Canada Desperately Needs a Revived TPP as NAFTA Talks Falter
Since there is now a clear and present danger that NAFTA talks will collapse, Canada must look for alternative trading partners. And on this front, there is good and important news
by John Ibbitson – the Globe & Mail
If things continue to go well, the 11 remaining members of the Trans-Pacific Partnership will commit to proceeding with the pact when leaders meet in Vietnam next month for the APEC summit, even though the United States is no longer part of the accord.
With the North American free-trade talks in disarray, a revived TPP is vital to Canada’s future trading interests. Canada badly needs this deal.
“TPP 11 reinforces the folly of Mr. Trump’s anti-globalist agenda”

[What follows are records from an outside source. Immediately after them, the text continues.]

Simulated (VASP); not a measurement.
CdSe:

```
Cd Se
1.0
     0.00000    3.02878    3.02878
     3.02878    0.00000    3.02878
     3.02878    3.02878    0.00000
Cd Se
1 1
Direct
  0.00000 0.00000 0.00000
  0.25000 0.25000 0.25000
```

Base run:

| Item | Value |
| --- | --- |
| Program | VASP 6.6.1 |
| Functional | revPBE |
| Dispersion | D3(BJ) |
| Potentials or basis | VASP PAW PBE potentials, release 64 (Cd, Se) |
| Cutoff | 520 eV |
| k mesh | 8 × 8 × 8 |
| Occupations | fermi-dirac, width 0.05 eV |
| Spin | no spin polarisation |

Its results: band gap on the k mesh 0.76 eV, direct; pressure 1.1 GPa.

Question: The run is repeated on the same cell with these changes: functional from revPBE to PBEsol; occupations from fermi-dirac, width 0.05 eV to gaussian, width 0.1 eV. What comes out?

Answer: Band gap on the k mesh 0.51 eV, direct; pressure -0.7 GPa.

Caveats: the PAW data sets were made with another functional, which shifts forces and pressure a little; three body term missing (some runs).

As the Business Council of Canada declared in a letter to Trade Minister François-Philippe Champagne that has been obtained by The Globe and Mail, “the TPP 11 could be more beneficial to Canada than the original agreement.” That’s because Canada would have preferential access to Japan, the world’s third-largest economy, and other TPP markets, while the United States remained frozen out.
For example, as a recent report from the Canada West Foundation points out, ratifying the TPP would allow Canadian beef producers duty-free access to the Japanese market. American competitors would face a 50-per-cent tariff.
Canada would also have preferred access to important new markets, such as Malaysia and Vietnam. If Mexico also ratifies the TPP, as it surely will, the other two partners in NAFTA would be signalling to the United States that they remain committed to free and open trade, including with each other, even if the Americans do not.
Finally, the pact would be there, intact and functioning, ready for American accession, should President Donald Trump leave the stage and sanity return to that country’s political life.
TPP 11 reinforces the folly of Mr. Trump’s anti-globalist agenda. American businesses will be disadvantaged as other Pacific nations continue to lower barriers. And the ultimate beneficiary will be China.
As the Trudeau government mulls Chinese proposals to develop stronger trading ties, the arguments for saying no become steadily less compelling.
Yes, China is a strategic competitor to the West in the Pacific. Yes, its government is authoritarian and its state-owned enterprises murky and perhaps untrustworthy.
But what choice does Canada or any other U.S. ally have, given the Trump administration’s hostility to open trade? As Perrin Beatty, head of the Canadian Chamber of Commerce, observed in an interview: “If the United States is not prepared to deepen ties with its trading partners, then it leaves other nations with no choice but to pursue alternatives.”
With the TPP ratified, Canada will be in a stronger position if and when it begins trade talks with China next year. Don’t forget: The original purpose of the TPP was to create a trading block that would contain China – and perhaps, one day, draw China in – preserving American power in the Pacific.
Mr. Trump foolishly threw away that advantage by withdrawing the United States from the TPP. But it remains in the interest of Pacific nations to band together in mutual self-interest.
Let’s be clear: The TPP is no substitute for NAFTA. The end of continental free trade in North America would be calamitous for this country, disrupting supply chains and undermining private-sector investment. No European or Asian trade agreement can substitute for unfettered access to the world’s largest economy.
And the forces that produced Trumpism – and Brexit, and the rise of nativism in continental Europe – must be addressed. Income inequality in a knowledge economy is pernicious, fostering racial and class tensions and undermining democratic pillars.
But it remains worthwhile for Canada and the 10 other members of the TPP – Australia, Brunei, Chile, Japan, Malaysia, Mexico, New Zealand, Peru, Singapore and Vietnam – to hang together, hoping the Americans will eventually join, hoping China and India will one day join as well, hoping that the Pacific and Atlantic trading zones one day merge into a new global trading agreement.
Right now, this is a distant hope. But until the globalization momentum resumes, the TPP is all we’ve got.